May 23, 2007, 9:23 GMT
Harare - Desperate to see Zimbabwes farming fortunes improve, the central bank has come up with an ambitious new project: setting up technical colleges that will produce at least half a million ox-drawn carts and ploughs, it was reported Wednesday.
Reserve Bank Governor Gideon Gono has become increasingly frustrated with the slow pace of recovery of the agricultural sector, thrown into disarray by the launch of a controversial land reform programme in 2000.
Gono, tipped as a presidential hopeful, has overseen the importation of tractors and the disbursement of countless funds in a bid to encourage new black farmers to produce good yields.
But there has been little improvement. Zimbabwe, once the breadbasket of the southern African region, has been reduced to the status of food importer.
This year less than one tenth of the targeted wheat crop has been planted due to a shortage of tractors among other shortages of equipment and inputs.
Now the central bank chief has gone back to basics. He wants to provide traditional animal-drawn carts and ploughs for black peasant farmers.
Zimbabwe's farming areas are divided into communal lands which have long been farmed by subsistence farmers and resettlement areas, which used to be farmed by whites before 2000.
The farming implements to be manufactured by 62 new technical institutions -- will be distributed to the communal farmers.

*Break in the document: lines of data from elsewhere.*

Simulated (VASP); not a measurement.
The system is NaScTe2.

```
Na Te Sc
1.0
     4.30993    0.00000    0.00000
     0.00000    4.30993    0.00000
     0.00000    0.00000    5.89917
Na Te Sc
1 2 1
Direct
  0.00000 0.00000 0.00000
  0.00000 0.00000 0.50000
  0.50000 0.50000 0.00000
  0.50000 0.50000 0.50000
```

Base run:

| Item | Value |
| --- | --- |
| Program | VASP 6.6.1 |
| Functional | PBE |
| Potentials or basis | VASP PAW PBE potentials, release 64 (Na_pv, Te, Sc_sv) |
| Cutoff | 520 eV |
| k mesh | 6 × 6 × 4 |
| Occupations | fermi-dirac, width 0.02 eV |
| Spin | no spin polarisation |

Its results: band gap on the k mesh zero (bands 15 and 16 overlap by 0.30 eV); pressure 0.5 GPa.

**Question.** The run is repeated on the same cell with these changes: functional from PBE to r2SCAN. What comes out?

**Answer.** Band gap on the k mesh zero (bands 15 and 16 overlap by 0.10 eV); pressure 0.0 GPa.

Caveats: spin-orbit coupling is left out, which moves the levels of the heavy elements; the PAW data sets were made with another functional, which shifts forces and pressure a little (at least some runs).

'Communal farmers contribute to the country's food security so we decided to recognize them and assist them [to] improve their traditional way of farming through the provision of these implements,' Gono said.
'Its time now that we stopped importing maize and even wheat, wasting the little foreign currency that we have. We have to produce and this we can do as we have the capacity,' he added.
Zimbabwe this year faces a critical shortage of more than a million tonnes of the staple maize crop.